In The New York Times, Nicholas Kristof writes “the United States supports schools in Afghanistan because we know that education is one of the cheapest and most effective ways to build a country. Alas, we’ve forgotten that lesson at home. All across America, school budgets are being cut, teachers laid off and education programs dismantled”.
Kristof refers to education as the “escalator to opportunity” describing a house painter’s son who graduated as a salutatorian and became a lawyer. He then declares that the “escalator is now breaking down.”
With the failure of our Republican legislature in Harrisburg to honor our state Constitution by adequately providing for education funding this year, our public schools and universities are certainly feeling the brunt. These ideologues believe our Commonwealth should not be in the business of providing for an education. Unfortunately, our property tax and tuition payers will also suffer as ‘the beast is starved’ to satisfy Tea Party supporters — who ironically enough are property tax payers themselves.
This is not simply a matter of slashing funding due to hard times. Harrisburg’s majority party left almost a billion dollars of unexpected newly incoming revenues on the table as they slashed about as many dollars in education funding — saving these new revenues for a ‘rainy day.’ They also chose to give away hundreds of millions of dollars in corporate tax breaks while also avoiding the natural gas severance tax.
Simply put, the killing of public education here in Pennsylvania is ideological and not budgetary.
Kristof further writes “The immediate losers are the students. In the long run, the loser is our country.”
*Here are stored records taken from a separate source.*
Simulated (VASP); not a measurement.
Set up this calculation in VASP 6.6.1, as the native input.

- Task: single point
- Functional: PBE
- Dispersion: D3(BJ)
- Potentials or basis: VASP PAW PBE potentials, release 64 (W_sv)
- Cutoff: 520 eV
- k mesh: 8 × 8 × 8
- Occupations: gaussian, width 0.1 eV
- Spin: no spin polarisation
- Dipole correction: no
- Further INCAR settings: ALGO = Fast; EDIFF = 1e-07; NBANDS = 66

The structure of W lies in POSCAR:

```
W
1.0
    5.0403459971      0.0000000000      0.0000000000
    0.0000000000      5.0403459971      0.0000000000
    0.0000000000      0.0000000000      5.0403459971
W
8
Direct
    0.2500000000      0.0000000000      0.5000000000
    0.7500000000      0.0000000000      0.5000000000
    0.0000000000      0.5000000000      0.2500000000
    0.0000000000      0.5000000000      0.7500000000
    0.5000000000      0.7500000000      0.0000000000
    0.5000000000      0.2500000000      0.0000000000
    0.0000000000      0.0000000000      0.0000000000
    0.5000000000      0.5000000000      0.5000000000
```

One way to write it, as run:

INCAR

Like the house painter’s son I am, the son of my late mother who spent a half century of her difficult life as a waitress, I owe my success to education. It was education that provided my “escalator” allowing me to also become an attorney and even serve a term in Pennsylvania’s House of Representatives — an honor I will never forget. Keeping this escalator operating for others is what has driven me to enter into state politics. Any legislator who doesn’t feel the same is violating the oath taken upon being sworn in – to honor and defend our state Constitution.
Tom Houghton, a former state representative, is a Democratic candidate for state senate in the 9th state senate district. He lives in London Grove.